AP Statistics 6.6 Concluding a Test for a Population Proportion- FRQs - Exam Style Questions
▶️ Answer/Explanation
State: We want to perform a hypothesis test to determine if there is convincing evidence that the proportion of all students at Karen’s school who use the app for homework at least once per week is greater than \(0.22\). Let \(p\) be this true proportion. The hypotheses are: \[ H_0: p = 0.22 \] \[ H_a: p > 0.22 \] We will use a significance level of \(\alpha = 0.05\).
Plan: The appropriate inference procedure is a one-sample z-test for a population proportion. We need to check the conditions:
- Random: Karen took a simple random sample of \(130\) students. Condition met.
- \(10\%\) Condition (Independence): The school has more than \(2,000\) students. \(130 \le 0.10(2000) = 200\). Sampling without replacement is okay. Condition met.
- Large Counts (Normality): Check \(np_0 \ge 10\) and \(n(1-p_0) \ge 10\).
- \(130(0.22) = 28.6 \ge 10\)
- \(130(1-0.22) = 130(0.78) = 101.4 \ge 10\)
Condition met. The sampling distribution of \(\hat{p}\) is approximately normal.
Do: The sample proportion is \(\hat{p} = \frac{38}{130} \approx 0.2923\).
The standard error under \(H_0\) is: \[ \sigma_{\hat{p}} = \sqrt{\frac{p_0(1-p_0)}{n}} = \sqrt{\frac{0.22(0.78)}{130}} \approx 0.0363 \] The test statistic is: \[ z = \frac{\hat{p} – p_0}{\sigma_{\hat{p}}} = \frac{0.2923 – 0.22}{0.0363} \approx 1.99 \] The p-value is the probability of observing a test statistic \( \ge 1.99 \), assuming \(H_0\) is true: \[ \text{p-value} = P(Z \ge 1.99) \approx 0.0233 \]
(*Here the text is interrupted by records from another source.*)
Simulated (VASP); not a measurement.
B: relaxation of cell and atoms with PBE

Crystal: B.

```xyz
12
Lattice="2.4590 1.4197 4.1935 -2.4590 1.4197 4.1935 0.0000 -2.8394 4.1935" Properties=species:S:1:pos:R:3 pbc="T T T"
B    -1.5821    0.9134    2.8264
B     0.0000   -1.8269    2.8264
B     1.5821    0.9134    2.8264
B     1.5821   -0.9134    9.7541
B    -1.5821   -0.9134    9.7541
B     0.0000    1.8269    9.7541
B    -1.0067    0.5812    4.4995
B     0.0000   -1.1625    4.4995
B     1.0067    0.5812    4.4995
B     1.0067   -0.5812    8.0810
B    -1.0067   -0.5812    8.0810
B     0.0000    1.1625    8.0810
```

Conclude: Since the p-value (\(\approx 0.0233\)) is less than the significance level (\(\alpha = 0.05\)), we reject \(H_0\). There is convincing statistical evidence that the proportion of all students at Karen’s high school who use the app to help them with their homework at least once per week is greater than the national proportion of \(0.22\).